Monocle's picks from the Stockholm furniture fair, an interview with Salvadoran duo the Washingtons, a layered house in Hokkaido and a pad that warms the cockles in the chilly far north of Norway.
This month, Engineered Garments opens its first international flagship store. Tucked away near Tokyo’s Aoyama Gakuin University – and also close to its partner-brand Nepenthes’s store – the shop is a big step for the company.
According to Daiki Suzuki, the NY-based Japanese designer in charge of the label (see “People who deserved a bigger stage”, Monocle issue 19), “It is a challenge for us to open another permanent store in this economic climate, but this is our first and maybe only chance to do this. We have been doing the same thing for 20 years but have never experienced this popularity for our brand.”
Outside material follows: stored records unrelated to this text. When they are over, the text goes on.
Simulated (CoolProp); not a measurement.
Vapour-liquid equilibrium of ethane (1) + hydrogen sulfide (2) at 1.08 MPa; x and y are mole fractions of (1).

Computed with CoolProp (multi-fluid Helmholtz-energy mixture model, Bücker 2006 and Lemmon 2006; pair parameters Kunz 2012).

Also for autumn/winter 2008, Engineered Garments launched its women’s line FWK, also to be stocked in the Aoyama store.
They may look and feel delicate but Attilio Giusti Leombruni’s women’s shoes are meant to be worked, walked and thoroughly worn says Sara Giusti. Together with her two sisters and brother – all, of course, “born among shoes” in the Italian town of Montegranaro (see issue 11) – she’s keeping the 51-year-old family firm, launched by her grandfather, at the forefront of the finest in Italian shoemaking. “We are very simple people and that’s reflected in our product. We are workers so we know how important it is to have practical shoes,” Giusti says.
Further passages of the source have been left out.